A Brief History and Description
The "Appeal for Amnesty" called for the release of all people imprisoned because of peaceful expression of their beliefs, politics, race, religion, color, or national origin. Benenson called these people, "prisoners of conscience." His plan was to encourage people to write letters to government officials in countries which had prisoners of conscience, calling for their release.
The campaign grew enormously, spread to other countries, and by the end of 1961 the organization, Amnesty International (AI), had been formed.
Amnesty was founded on the principle that people have fundamental rights that transcend national, cultural, religious, and ideological boundaries. It worked to obtain prompt and fair trials for all prisoners, to end torture and executions, and to secure the release of prisoners of conscience. (Prisoners of conscience, as Amnesty defines them, are people imprisoned solely because of their political or religious beliefs, gender, or their racial or ethnic origin, who have neither used nor advocated violence.) Amnesty International's Mandate was based on the United Nations Universal Declaration of Human Rights .

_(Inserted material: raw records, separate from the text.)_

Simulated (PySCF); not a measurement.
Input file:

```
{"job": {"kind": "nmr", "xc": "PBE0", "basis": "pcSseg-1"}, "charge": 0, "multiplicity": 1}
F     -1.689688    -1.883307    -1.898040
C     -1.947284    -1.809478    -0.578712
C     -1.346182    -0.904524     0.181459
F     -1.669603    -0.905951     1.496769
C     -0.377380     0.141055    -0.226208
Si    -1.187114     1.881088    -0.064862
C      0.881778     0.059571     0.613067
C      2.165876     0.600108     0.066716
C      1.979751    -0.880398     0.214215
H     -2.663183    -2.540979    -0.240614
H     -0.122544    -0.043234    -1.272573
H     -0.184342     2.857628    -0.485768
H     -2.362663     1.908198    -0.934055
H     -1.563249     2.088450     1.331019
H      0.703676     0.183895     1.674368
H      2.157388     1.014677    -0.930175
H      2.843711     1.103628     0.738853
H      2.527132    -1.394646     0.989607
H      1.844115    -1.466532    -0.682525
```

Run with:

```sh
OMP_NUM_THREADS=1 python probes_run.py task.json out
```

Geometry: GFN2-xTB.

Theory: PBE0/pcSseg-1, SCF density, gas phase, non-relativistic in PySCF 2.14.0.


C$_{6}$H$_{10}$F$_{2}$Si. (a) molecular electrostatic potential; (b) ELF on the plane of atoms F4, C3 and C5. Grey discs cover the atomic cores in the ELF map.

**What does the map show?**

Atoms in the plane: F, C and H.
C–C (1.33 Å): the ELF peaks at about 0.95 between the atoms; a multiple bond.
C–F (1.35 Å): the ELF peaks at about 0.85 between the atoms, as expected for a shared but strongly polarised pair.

Amnesty's earliest activity was individual letter-writing on behalf of prisoners of conscience. After the organization had investigated a prisoner's case and determined that he or she was indeed a prisoner of conscience, it would "adopt" this prisoner. People in the group would write many letters to officials in that prisoner's country asking for his or her release. They would also, if it was safe to do so, contact the prisoner's family and offer help.
This worked extremely well, probably because people involved with Amnesty felt a bond with individual prisoners, whose names, cases, and families they grew to know, far more than they could have with a set of statistics on a country's human rights record. It also established Amnesty's early focus on individuals, not countries or political systems. Amnesty members work on behalf of individuals, not to change political systems.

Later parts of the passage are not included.